THE flamboyant Mark Olly looks like a hybrid of vampire hunter Van Helsing and a character from a Michael Moorcock-inspired Gothic fantasy.
He is in fact not from a mythical land of sword and sorcery but Warrington, a Time Lord of archaeology bringing accessibility on the subject to our own back yard.
All will be revealed in Lost Treasures the new TV series to be broadcast on Granada from a week tomorrow.
Olly, who trained in field archaeology at Liverpool University, drops in on ordinary people to discover that we literally live on top of ancient artefacts. He also demonstrates how anyone can solve some of the most puzzling mysteries in history by applying basic detective skills and common sense.
"Archaeology is not just about archaeology it's about story telling," says the 42-year-old, who will appear in a Witchfinder General hat, cape, sword and staff for his TV sojourn around the hidden historical hot spots of the Liverpool Daily Post hinterland.
"There are boxes and boxes of stuff in museums which many people will use as the basis for study work but I prefer to go out and do things like personally knock on people's doors and survey fields to find out things from scratch."
Just how he does this is illustrated in the six-episode series when he visits among other places Chester, Halton, Daresbury, Winwick, Knutsford and Tatton.

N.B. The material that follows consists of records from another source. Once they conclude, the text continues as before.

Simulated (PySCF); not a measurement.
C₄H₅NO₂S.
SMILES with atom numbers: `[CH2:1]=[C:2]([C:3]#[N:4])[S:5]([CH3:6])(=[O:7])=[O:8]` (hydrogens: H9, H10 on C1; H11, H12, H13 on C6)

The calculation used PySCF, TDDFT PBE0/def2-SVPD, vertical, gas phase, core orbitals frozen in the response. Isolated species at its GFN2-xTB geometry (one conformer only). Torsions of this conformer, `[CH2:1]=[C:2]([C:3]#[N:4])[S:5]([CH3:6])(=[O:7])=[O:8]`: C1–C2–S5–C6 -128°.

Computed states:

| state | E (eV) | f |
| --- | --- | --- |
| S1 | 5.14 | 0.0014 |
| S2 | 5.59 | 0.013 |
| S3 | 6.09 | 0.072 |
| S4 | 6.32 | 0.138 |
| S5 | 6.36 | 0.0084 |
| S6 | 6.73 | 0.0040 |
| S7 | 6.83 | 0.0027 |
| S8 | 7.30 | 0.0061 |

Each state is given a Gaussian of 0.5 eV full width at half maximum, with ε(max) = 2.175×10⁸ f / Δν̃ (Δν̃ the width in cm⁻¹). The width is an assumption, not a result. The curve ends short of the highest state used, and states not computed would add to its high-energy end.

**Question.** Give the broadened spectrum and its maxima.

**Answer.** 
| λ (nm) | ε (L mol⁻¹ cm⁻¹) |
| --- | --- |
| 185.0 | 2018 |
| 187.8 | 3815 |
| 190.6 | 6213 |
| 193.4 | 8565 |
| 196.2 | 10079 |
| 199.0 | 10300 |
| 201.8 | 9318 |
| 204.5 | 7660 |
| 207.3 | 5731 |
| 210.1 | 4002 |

"I turn up on people's doorsteps and they say things like 'you don't want to talk to me but Doris next door - you want to see what she's got in her back garden'," explains Mark.
This is exactly what happens in Chester, for instance, when Olly avoids the obvious of looking around the Roman amphitheatre or the walls.
Instead, he's more interested in investigating the tombstones at a certain Mr Humphreys' place when, over the garden wall, pops the head of a neighbour who wonders if Mark would like to see what she's got in her garden shed.